HAUS RED - Vol. 2 broaches the subject of how we fill space physically and linguistically and where the two meet, featuring the Ravicka novels by Renee Gladman (Dorothy: A Publishing Project) with columns on Samuel Beckett by Kevin Holohan and on Samuel “Chip” Delany by Lonely Christopher.
In 2010 writer and artist Renee Gladman first introduced readers to her city-state, Ravicka, “a foreign ‘other’ place fraught with the crises of American urban experience, not least the fundamental problem of how to move through the world at all.” Since then she has expanded her exploration of urban spaces through her fiction—Event Factory,The Ravickians, Ana Patova Crosses a Bridge, and Houses of Ravicka—as well as in her nonfiction (Calamities) and visual art (Prose Architectures).

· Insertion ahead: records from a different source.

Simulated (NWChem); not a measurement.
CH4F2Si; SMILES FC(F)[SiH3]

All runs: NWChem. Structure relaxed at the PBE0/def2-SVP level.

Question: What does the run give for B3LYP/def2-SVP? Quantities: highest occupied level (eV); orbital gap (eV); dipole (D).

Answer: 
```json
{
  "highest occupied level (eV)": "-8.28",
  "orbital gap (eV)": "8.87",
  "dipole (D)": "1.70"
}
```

Vol. 2 focuses on Gladman’s aforementioned fiction and the process behind its development, in particular the work of Dorothy: A Publishing Project and their approach to publishing; co-founder Danielle Dutton described it as “a landscape of outskirtness,” where they prioritize feminist and innovative works as well as a slow, sustainable methods.
The fantastical stories of Ravicka establish a place with its own gestural language and inexplicable physics. Gladman focuses her attention on urban landscapes not specifically for their role as economic centers or even as cultural hubs, but instead as axes of communication, both amongst fellow citizens (read: Ravickians intricate set of gestural customs and conventions) as well as with the physical landscape of the city (see: the use of geoscography, the fictional measurement and study of the migration of buildings).
Part of our ongoing investigation into process and power, literaturhaus publications explore the role and potential of art, the conversations it provokes, and its function in placing humans in the universe, in relation to each other and to our earthly environments, as well as across time.